Digital Technology Boosts New Cultural Formats in China During Qingming Holiday
BEIJING, April 10, 2026 – During the Qingming Festival holiday, new cultural formats such as digital cultural museums, cloud performances and immersive cultural tourism promoted in many regions have attracted numerous tourists, according to China Culture News. Accelerating the in-depth integration of digital technology with the cultural industry and fostering new cultural formats have become an inevitable requirement for stimulating cultural innovation vitality and nurturing new drivers for cultural development.
In recent years, China’s new cultural formats have maintained a strong development momentum. Data shows that in 2025, new cultural formats contributed 81.6% to the revenue growth of above-scale cultural enterprises, driving an increase of 6.0 percentage points in their operating income. Meanwhile, the integration of "culture + technology" has yielded remarkable results, with digital intelligence deeply reshaping the content production, product forms and industrial organization of the cultural industry. Data, algorithms and computing power have shifted cultural production from experience-driven to human-machine collaboration and precise matching, while digital modeling and virtual reality technologies have made cultural products more immersive, interactive and co-creative.

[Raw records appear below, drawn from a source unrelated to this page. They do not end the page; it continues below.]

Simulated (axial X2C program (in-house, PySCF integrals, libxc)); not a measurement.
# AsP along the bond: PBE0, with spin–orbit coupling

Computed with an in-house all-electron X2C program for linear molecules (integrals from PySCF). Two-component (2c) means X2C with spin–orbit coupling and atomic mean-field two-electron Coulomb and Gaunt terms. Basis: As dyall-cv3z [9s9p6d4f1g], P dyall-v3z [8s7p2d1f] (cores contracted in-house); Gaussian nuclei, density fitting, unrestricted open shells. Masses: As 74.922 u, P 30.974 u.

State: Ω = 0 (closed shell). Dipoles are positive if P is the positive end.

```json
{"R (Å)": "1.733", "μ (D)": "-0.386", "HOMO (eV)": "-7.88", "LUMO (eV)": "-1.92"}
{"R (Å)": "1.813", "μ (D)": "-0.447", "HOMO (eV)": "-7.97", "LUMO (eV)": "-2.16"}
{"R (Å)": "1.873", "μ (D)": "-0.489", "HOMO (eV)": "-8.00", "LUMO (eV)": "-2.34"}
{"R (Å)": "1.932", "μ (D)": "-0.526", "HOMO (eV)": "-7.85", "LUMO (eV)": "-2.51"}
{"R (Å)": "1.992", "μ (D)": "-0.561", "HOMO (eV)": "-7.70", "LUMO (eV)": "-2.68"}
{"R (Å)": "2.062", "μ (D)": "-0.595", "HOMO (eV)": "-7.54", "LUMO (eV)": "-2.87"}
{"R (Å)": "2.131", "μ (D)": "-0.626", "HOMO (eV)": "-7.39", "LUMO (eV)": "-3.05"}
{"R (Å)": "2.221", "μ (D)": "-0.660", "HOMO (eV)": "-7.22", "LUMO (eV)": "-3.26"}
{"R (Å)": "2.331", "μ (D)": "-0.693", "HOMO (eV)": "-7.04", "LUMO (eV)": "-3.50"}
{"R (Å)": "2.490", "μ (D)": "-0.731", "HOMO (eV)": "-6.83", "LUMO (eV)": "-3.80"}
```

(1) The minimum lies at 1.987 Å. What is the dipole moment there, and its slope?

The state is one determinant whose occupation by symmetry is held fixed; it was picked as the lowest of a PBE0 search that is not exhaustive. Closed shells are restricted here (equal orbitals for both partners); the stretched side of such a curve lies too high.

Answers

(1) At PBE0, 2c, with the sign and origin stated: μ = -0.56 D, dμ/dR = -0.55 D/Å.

The Yangtze River Delta region has leveraged its Jiangnan cultural heritage to make digital IP developments such as "Jiangnan Hundred Scenes Map" and Kunqu Opera widely popular. Zhejiang Kayo Animation Co., Ltd. has used technologies such as colorful 3D, flocking and temperature change to bring Nezha co-branded cards, which connect traditional cultural IP with intelligent manufacturing, into public consumption. The game "Black Myth: Wukong" has high-precision embedded real cultural relics, buildings and sculpture art into game scenes through digital technology, transforming real cultural heritage such as Chongqing Dazu Rock Carvings and Shanxi Linfen Xiaoxitian into interactive and immersive digital experiences, reviving traditional culture in the virtual space.
"Digital technology is not a ‘soul killer’ that replaces creativity, but an ‘accelerator’ that promotes cultural innovation," said Li Wen, a researcher at the China Cultural Industry Research Institute. These practices fully demonstrate the powerful driving role of digital technology in activating traditional culture and promoting cultural innovation.
While new cultural formats are thriving, there are still shortcomings, such as the need to strengthen value guidance, inadequate integration between technological application and cultural communication, and insufficient exertion of the people’s main role. To address these issues, joint efforts from the government and the market are required.
The formation of new cultural formats needs the two-way coordination of a proactive government and an effective market. Local governments should accurately integrate national strategies with regional development, transform national-level policies on cultural and technological integration through local practices, and build differentiated policy tools in industrial positioning and resource adaptation. A support system oriented to the needs of business entities should be established, providing phased support policies throughout their life cycle to form a resonant effect between policy supply and market demand.
Efforts should be made to promote the coordinated development of digital technology with cultural resource development, precise product reach and immersive scene construction throughout the entire chain of content production, circulation and consumption experience. A value guidance mechanism under technological empowerment should be improved, integrating humanistic spirit and public attributes into the entire process of algorithm recommendation, user profiling and scene design to prevent cultural emptiness, excessive pursuit of traffic and superficiality caused by technological alienation.
Stimulating public creation is crucial to gathering synergy for cultural innovation. Short video platforms, intelligent creation tools and algorithm distribution mechanisms have lowered the threshold for creation and expanded communication channels, enabling the general public to transform from cultural content recipients into participants, creators and communicators. Some platforms have promoted the participation of ordinary users, young inheritors and content creators in intangible cultural heritage communication through algorithm recommendation and interactive feedback mechanisms, vividly reflecting the stimulation of cultural innovation vitality by public co-creation under platform empowerment.
During the Qingming Festival holiday, digital cultural museums in many cities launched online virtual tours, allowing tourists to appreciate cultural relics without leaving their homes. Cloud performances staged by major art troupes were broadcast live online, attracting millions of views. These new cultural formats not only enriched people’s holiday life, but also injected strong vitality into the high-quality development of China’s cultural industry.